The first time that I was bullied was in Knedergarden. I was teamed up with three kids who were in the Regular Kindergarden Class. They would do such horrible things to me. One of them tried to twist my Right Hand off, because I was Left-Handed. They kept on calling me a Wierdo. There was a time that whenever I spoke, they've made fun of my Voice and kept on asking me if I'm a Cockney.
When I was in Grade One, I was placed into the Primary Special Education room in an Elementary School. There was one boy in my class who thought I was ret*d. He kept on presumming that I pooed my pants, when the reality is, that I didn't do that at all. I alway used to freak out, when he did it. One day, the f*****g teachers took his side, and I was forced to sit on a stool in a f*****g corner. I was balling my eyes out, because I was scared of the sight of my own waste, because I was yelled at, when I did have my last Accident of that sort, by my Mother when I was one month shy of my Fifth Birthday. I was the type of kid who waited until it was dark outside, before I'd have a Bowel Movement, even if I had to get up in the middle of the Night to do so. Even though that s**t happened for another year, my Teachers have learned ther lesson and they didn't pull that dirty trick on me, again. I'll never forgive those Losers.
I was called a Cockney by the older boys on my School Bus, from the end of Grade 2, until the end of Grade 3. I've actually enjoyed those sessions, because nobody was falsley accusing my of soiling myself. It seemed to me, as though I was resuced from the Sewer and put on a Pedistal.

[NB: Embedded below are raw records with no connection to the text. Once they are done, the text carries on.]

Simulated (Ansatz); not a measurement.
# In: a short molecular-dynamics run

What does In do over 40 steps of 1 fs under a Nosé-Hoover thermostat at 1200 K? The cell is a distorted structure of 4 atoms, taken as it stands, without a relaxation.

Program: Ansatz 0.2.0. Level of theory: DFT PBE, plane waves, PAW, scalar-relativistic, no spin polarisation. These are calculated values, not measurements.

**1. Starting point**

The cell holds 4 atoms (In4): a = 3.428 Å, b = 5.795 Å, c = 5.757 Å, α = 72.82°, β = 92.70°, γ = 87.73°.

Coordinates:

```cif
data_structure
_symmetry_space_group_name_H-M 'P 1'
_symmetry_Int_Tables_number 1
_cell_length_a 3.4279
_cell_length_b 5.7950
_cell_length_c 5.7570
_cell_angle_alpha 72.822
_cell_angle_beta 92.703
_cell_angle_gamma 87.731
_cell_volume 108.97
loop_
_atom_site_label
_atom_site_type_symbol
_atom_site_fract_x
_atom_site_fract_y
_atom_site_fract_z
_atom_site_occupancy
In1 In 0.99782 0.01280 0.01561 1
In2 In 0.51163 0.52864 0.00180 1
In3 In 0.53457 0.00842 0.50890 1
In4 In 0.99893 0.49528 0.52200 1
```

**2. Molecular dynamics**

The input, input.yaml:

I was picked on by two of the regular Grade 5 boys, for being in Special Ed and speaking with an English Accent.
When I was in Grade 9, I was toemented by three Grade 8 Students who would sit there and wait for me to walk by them. They kept on calling me a ret*d and a Loser, just because I didn't dress or wear my hair, like them. That was back in 1989/1990. I've hated that School Year with a Passion!
There was a Man who turned out to be nice at first, but it became apparent to me that he tought I was ret*d, and he's made every effort to point that out. His first name was Bryan. You'd think that he would have known better than me, not to do that garbage, because I was 19 and he was 35. That was back in 1993/1994. I've seen him in Zellers, recently. I was avoiding him. Get out of my f*****g Mind, Bryan! I don't want you there. What do you call a corpse that was ran over by a Routemaster? (That's Double Decker Bus to the Idiot that I'm talking about.) Bryan!
I was laughed at by two guys that I went to Highschool with, every time that I went to the Mall, between 1996 and 1997.
I was in a rush to get my shopping done, at the Mall. A Father was standing with his Son, and he said, "Vroom vroom. Ding! Ding!" So I run over people like Bulgy the Double Decker when I'm ticked off! Deal with it!
KBABZ
Veteran
Joined: 20 Sep 2006
Age: 34
Gender: Male
Posts: 6,012
Location: Middle Earth. Er, I mean Wellywood. Wait, Wellington.
Sometimes, I really hate topics like this. I learnt with my other poll, 'Did you notice you were different when you were a kid?'. I had no idea that so many people had bad childhoods, and it never occured to me that there could be problems, because I didn't have a bad time growing up, and the two other people I know with AS while growing up had a good childhood as well (although I didn't know that they had AS at the time). Whenever I read topics like this, it makes me feel depressed, so I've learnt to avoid most of them.
I know that there are benifits from these topics, though: I know from experience that it can be self-satisfactory to let out your memories like an old pair of socks. It's just that I don't like feeling depressed, as you do, because it makes me feel like I was lucky and that there was something I could do to prevent these bad stories from happening, and I know there wasn't any way in the world that I could change them, but the stories make me feel like there WAS something I could do and that I failed, somehow.
The positive side to this, if it is very little, is that it makes me realise how lucky I was growing up that I had friends who cared about me enough to stick up for me when I did get bullied, if ever. Now if you don't mind, I'm going to sit over there in that corner and recover from a slight bit of depression for the next ten minutes. This can sometimes be a bit too much for a 16 year old.
_________________
I was sad when I found that she left
But then I found
That I could speak to her,
In a way
And sadness turned to comfort
We all go there
Here is a poll I started a while ago on the same topic... similar results...
http://www.wrongplanet.net/asperger.htm ... highlight=
about 96% were bullied somewhat or severely.